Are there applications of category theory to countable sets?

Question

I was discussing this with a friend with a deep interest in category theory and homological methods and he said he was pursuing applications of said material in number theory.

I found this rather puzzling since by definition, all possible structures on the set of natural numbers (and any structures constructed from them, such as k-dimensional lattices in n-dimensional Euclidean spaces where k is less then or equal to n) are at most countable.

Would diagram chasing and functorial constructions really give any added information that an ordinary set theoretic construction-using ZFC theory and the usual functions and relations as ordered pairs-give? Have there been uses of category theory in number theory which has lead to deep results that otherwise wouldn't be obvious?

Answer 1

Etale cohomology, whose definition and study would be inconceivable without the use of categorical methods, underlies the construction of many interesting Galois representations as well as the entire context for Deligne's work on the Riemann Hypothesis for varieties over finite fields and its various generalizations, and work of Taylor et al. on Sato-Tate.

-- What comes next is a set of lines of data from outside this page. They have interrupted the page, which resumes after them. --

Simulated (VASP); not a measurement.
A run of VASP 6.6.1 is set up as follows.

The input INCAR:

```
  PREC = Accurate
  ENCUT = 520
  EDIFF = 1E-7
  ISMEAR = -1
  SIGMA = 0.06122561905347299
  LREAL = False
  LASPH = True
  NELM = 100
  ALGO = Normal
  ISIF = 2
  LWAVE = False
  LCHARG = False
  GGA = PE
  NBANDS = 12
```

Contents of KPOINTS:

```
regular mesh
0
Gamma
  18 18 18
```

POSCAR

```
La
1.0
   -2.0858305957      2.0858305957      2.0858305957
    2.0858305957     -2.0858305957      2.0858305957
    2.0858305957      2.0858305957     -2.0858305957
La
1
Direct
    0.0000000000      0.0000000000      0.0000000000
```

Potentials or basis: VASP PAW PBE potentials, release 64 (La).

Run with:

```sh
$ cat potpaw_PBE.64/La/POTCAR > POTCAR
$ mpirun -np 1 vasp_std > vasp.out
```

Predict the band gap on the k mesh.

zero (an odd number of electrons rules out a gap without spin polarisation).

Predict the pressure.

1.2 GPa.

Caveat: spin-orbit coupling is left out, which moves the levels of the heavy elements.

The concept of moduli schemes and the study of their non-trivial properties (and reasons for their existence) would likewise be impossible without the systematic use of categorical reasoning, and these underlie Faltings' work on the Mordell conjecture, the work of Drinfeld/Lafforgue on global Langlands correspondence for function fields, the work of Wiles et al. on modularity of Galois representations, the work of Mazur/Merel on torsion in elliptic curves over number fields, the use of Heegner points by Gross-Zagier...and the role of Galois cohomology in all of these matters (informed through homological reasoning) is utterly pervasive.

There's so much more which could be said, but I think the above is quite sufficient to make it clear that categorical and homological methods are ubiquitous throughout the deepest parts of modern algebraic number theory.

Answer 2

Allow me to reinterpret your question as the inquiry

• How can abstract infinitary constructions inform us about the finite?

To my mind, this is the troubling or at least surprising possibility at the heart of your question, rather than a particular concern about category theory as opposed to other abstract constructions. After all, abstract constructions arise in nearly every area of mathematics. One could bring a sharper focus with the inquiry:

• How can considerations of the uncountable inform us about the countable or even the finite?

There are, of course, many instances of this, and I am sure that the category theorists will be able to provide interesting examples from category theory. Meanwhile, let me mention several examples of this phenomenon from set theory.

• Perhaps my way of formulating your question above brings it close to the similar MO question Can infinity shorten proofs a lot? asked by Gowers. Several interesting answers are provided to that questoin, among them the observation that considerations of countability and uncountability easily establish the existence of transcendental reals.

• Another interesting example where considerations of infinity impact the finite arise in Goodstein's Theorem, where one provably must adopt an infinitary theory in order to prove a statement that is ultimately about finite numbers.

• Large cardinal axioms in set theory provide additional instances where abstract infinitary objects have finitary effects. The reason is that increasingly strong large cardinal assumptions have consistency implications at lower levels of the large cardinal hierarchy that are not provable without those strong assumptions. The point now is that a consistency claim is ultimately a finitary statement about numbers. For each large cardinal notion, there is a diophantine equation that has no solution in the integers if and only if that large cardinal concept is consistent. Thus, one should not expect to find a solution to these equations (since this would refute the large cardinal), but one cannot refute the existence of a solution without making very strong infinitary assumptions.

• Harvey Friedman has been pursuing his Boolean relation theory, which aims in part to produce natural number theoretic statements that can only be proved on the basis of such large cardinal consistencies. The most natural proofs of these statements lie in the large cardinal infinitary combinatorics, thereby exemplifying the phenomenon.

• Richard Laver's investigation of the free left-distributive algebra, including a decision procedure for normal forms, first arose out of a consideration of large cardinal concepts at the highest levels of the large cardinal hierarchy. The large cardinals have subsequently been omitted from some proofs by Dehornoy, but remain in some results, as of 2011 the proof of "$A_\infty$ is a free group" has not had its large cardinal assumptions removed. (p.66 of Friedman's Boolean Relation Theory, 2011 draft) Similar large cardinal considerations arise in the finitary Laver tables.

• The Axiom of Determinacy, the axiom asserting that in every game of perfect information with countably many binary moves, there is a winning strategy for one of the players, turns out to be intimately connected with Woodin cardinals.